Anyone who has seen the film “The Social Network” about the creation of Facebook will appreciate the importance of guarding a good secret and ascertaining where the idea originated. Billions of pounds can be at stake by not properly protecting your business’ sacred information. Just look at the Apple versus Samsung litigation to see the effect.
But what if you have you got a business idea that you need to discuss with other people? You may need to take soundings on the viability of your idea or start talking to potential backers. However, as paranoia seeps in that those you want to collaborate with may steal your amazing idea, your desire to communicate with them diminishes.
What can you do to ensure that you achieve maximum advantage from partnering with others without losing your shirt?
There are various pros and cons to asking potential partners to sign a Non Disclosure or Confidentiality Agreement (NDA). Which form to use and whether to use one at all will depend on many factors.
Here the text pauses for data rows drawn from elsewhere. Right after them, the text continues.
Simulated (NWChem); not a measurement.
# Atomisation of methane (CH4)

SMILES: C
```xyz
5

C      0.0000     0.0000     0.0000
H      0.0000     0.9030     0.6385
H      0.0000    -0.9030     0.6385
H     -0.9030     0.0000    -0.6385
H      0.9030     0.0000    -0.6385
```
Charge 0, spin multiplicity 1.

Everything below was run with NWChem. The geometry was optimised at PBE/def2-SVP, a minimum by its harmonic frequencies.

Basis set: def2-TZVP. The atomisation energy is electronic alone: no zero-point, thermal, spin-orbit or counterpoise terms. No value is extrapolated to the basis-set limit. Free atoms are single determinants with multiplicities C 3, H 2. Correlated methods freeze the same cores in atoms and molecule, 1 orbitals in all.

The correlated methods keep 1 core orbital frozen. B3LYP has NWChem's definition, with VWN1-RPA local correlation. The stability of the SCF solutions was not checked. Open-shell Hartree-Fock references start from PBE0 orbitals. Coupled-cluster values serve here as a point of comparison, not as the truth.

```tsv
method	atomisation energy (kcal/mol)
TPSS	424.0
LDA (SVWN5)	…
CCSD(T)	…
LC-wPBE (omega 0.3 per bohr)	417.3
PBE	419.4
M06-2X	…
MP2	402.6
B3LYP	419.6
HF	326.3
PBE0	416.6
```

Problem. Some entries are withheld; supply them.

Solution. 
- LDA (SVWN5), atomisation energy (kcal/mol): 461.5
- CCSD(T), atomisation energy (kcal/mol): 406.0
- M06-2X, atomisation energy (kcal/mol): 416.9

If you are passing sensitive or confidential data to someone for review purposes or for them to assess whether a business relationship should be pursued a simple NDA is all that is required. The main element of the NDA is to put the receiving party on notice that the information that they will receive is regarded as commercially sensitive. The agreement will stipulate who the information can be shared with; such as accountants and lawyers, how it should be stored and what should happen if the relationship does not proceed. Where most data is shared electronically, consider how likely it will be that the receiving party can properly protect your sensitive data and destroy it when the relationship is not to be pursued.
If the other party is also going to be sharing their information with you, a mutual NDA will be best so that both parties are subject to the same obligations. This may not be as strong as a one sided NDA but shows the other party that you can also abide by promises of confidentiality.
Very few ideas are entirely new and elements of your idea may already be known to the recipient or in the public domain. The NDA should clarify whether it covers sensitive information about your idea that the recipient may have seen elsewhere. They will not want to be responsible for keeping secret something which is already widely known.
Experienced investors, angel networks and private equity houses receive hundreds of pitches, many of which have a similar theme and possibly similarities with ideas that they may be developing themselves especially if they are already in your sector. Their ability to protect your information and keep it separate, physically and theoretically, from other ideas that they have seen is often impaired. Many such investors will not agree to be bound by NDA’s for this reason. A confidentiality notice or an undertaking in correspondence may be the best you will get. Whether you want to share information with a party that does not want to sign your NDA will be a delicate balance of how useful they may be to moving your idea to the next level.
Of course, the more your idea is shared the harder it gets to keep it a secret.
You should always
- Keep good records of everyone who has seen your sensitive data,
- Who has signed a NDA and whether they made any changes to it before signing it,
- Number all documents that you send out to keep track of the data flying around and
- Ask that any documents are returned to you if the matter does not proceed.
A NDA is a contract between two parties and is enforceable provided it is proportionate to the type of information being shared. Imposing huge sanctions on a receiving party for breaching the agreement are unlikely to be upheld.
Drafting a NDA needn’t cost a fortune and a good template or precedent can be easily modified for different scenarios.
Ultimately, the purpose of the NDA is to notify the other party that you are serious, that you care about what you are sending them and that it has commercial value. Whether your idea is a success will have to rely on a whole host of other factors.